Reading complexity judgments: Episode 2

Shiken: JALT Testing & Evaluation SIG Newsletter
Vol. 6 No. 1 Feb. 2002 (p. 7 - 13) [ISSN 1881-5537]

Reading complexity judgments: Episode 2

Gholam Reza Haji Pour Nezhad
Tehran University

The first part of this article, online at www.jalt.org/test/haj_1.htm, introduced several factors
thought to influence reading comprehension. This section shows how a test investigating
judgments about reading complexity was developed, validated, and utilized.

Method

A convenience sample of 99 senior English majors at three universities in Tehran participated in this study. Fifty of the respondents were males and 49 were females.

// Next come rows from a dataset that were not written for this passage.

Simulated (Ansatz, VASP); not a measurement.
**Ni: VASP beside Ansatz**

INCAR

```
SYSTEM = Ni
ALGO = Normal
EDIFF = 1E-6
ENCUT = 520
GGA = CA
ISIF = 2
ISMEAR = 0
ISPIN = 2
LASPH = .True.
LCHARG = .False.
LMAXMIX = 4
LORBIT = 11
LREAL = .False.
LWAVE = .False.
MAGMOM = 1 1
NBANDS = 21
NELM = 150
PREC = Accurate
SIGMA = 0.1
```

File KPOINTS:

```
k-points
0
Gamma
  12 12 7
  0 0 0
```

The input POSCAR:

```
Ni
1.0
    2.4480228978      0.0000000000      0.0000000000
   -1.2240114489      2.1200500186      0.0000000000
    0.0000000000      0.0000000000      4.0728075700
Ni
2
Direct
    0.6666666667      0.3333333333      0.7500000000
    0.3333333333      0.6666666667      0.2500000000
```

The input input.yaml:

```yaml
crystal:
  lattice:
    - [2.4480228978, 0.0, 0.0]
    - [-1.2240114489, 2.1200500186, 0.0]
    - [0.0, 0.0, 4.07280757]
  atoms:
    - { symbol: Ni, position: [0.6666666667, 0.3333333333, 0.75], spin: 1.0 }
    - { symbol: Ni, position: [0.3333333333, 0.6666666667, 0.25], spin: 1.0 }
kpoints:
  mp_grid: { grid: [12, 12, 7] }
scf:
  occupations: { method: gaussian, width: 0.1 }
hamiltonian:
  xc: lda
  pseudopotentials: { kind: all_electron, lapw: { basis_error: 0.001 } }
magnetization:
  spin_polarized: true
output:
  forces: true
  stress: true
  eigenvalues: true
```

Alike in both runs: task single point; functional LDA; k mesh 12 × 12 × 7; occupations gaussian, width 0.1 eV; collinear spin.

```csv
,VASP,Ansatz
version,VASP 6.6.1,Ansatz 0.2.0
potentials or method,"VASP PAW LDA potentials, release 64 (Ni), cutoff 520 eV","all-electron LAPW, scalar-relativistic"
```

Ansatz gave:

In Phase 1 of this study, respondents had 120 minutes to rate 55 statements according to six different scales. These statements, which are online at www.jalt.org/test/haj_p1_0.htm, were rated according to the following criteria: general complexity, imagery, lexical difficulty, world knowledge demand, semantic complexity, and syntactic complexity. All statements were seventeen words in length.

Five types of statements were examined in Phase 1:

Non-complex statements - with a low lexical density, high degree of imagery, single clause T-unit constructions, and no topicalization or pseudo-cleft.
Lexically dense statements - which resembled the previous statements, except for a high lexical density.
Syntactically complex statements - which were like non-complex statements, but with topicalization and pseudo-cleft.
T-unit complex statements - which were similar to non-complex statements, except they contained two subordinate and one main clause.
Abstract statements - with the characteristics of the non-complex sentences, but less imagery.

If respondents felt unsure how to rate a statement, they were instructed to leave it blank.

In Phase 2 of this study, administered one week later, respondents had 100 minutes to rate the 55 restatements online at www.jalt.org/test/haj_p2_0.htm according to the same scales used in Phase 1. Again, if respondents felt unsure how to rate an item, they were instructed to leave it blank.

All restatements were eleven words in length and organized into six categories. In addition to the five categories explored in Phase 1, doubly complex restatements were examined. Doubly complex restatements combined two forms of complexity, such as abstractness and T-unit complexity. Hence the statements in Phase 1 differed from the restatements in Phase 2 in two ways: (1) the restatements were slightly shorter, and (2) some restatements combined two forms of complexity.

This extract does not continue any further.